AmalafridaForeign dangers: Activities, responsibilities and the problem of women abroad

By Cristina La Rocca

Paper given at the 2014 International Medieval Congress, University of Leeds

Introduction: Dear participants of the 2014 International Medieval Congress, first of all I would like to thank Sarah Hamilton and Antonio Sennis for having invited me on behalf of Early Medieval Europe to present this paper for the second edition of the Early Medieval Europe lecture. It is a real pleasure to be with you this evening and to have the opportunity to present what I consider a very important issue in dealing with the subject of Empires: the problematic position of women, and their contradictory witnesses not only in representations in early medieval sources but also those deriving from their gendered roles as they have been imagined by both early medieval writers and by modern historians and archaeologists of the Early middle Ages. In my paper I also would like to concentrate my attention on evidence from Italy, showing – I hope – that it was from Italy and from people who moved from or to Italy that the idea of the possibilities or the dangers of women abroad found a special and interesting definition and context of elaboration.

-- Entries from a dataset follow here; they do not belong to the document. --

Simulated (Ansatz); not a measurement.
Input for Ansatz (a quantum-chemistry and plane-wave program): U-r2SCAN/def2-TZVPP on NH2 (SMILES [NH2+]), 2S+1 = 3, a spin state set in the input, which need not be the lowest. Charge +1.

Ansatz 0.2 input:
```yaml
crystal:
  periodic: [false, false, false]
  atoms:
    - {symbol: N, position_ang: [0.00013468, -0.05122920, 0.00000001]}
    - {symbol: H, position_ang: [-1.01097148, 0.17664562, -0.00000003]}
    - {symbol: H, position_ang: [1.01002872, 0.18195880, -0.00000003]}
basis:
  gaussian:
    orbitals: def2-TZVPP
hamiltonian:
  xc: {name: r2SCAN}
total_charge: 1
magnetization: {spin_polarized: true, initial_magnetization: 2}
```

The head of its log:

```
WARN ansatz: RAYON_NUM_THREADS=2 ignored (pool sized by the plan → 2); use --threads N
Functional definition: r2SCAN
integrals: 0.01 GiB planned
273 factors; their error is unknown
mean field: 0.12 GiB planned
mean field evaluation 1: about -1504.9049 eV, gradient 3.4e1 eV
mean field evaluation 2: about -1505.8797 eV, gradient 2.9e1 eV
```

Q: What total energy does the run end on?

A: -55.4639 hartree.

Probably in 1066 Peter Damian wrote a very long letter to an otherwise unknown Bianca comitissa, probably living near Milan, who was a young widow about to enter a monastery, leaving her only child at home. In the letter Bianca was instructed not only on the appropriate behaviour in her ‘new house’ with her new groom, Christ, but also on the emotions and passion which would inspire her new conjugal life. One of the most important points of difference with her past would certainly have been the contrast between a life full of delicious food and ornaments and her new severe life as a nun: the passage from secular to regular life was presented as very risky because of the continuous memories of her preceding life experience. Bianca had to be admonished against the evil temptations of taking too much care of her body and Peter was continuously repeating that after her death “the flesh that now is nourished by dainty food will in a little while be swarming with worms (…) it will emit an overwhelmingly fetid and putrefying odour proportionate to the gentle sweetness on which it was reared”.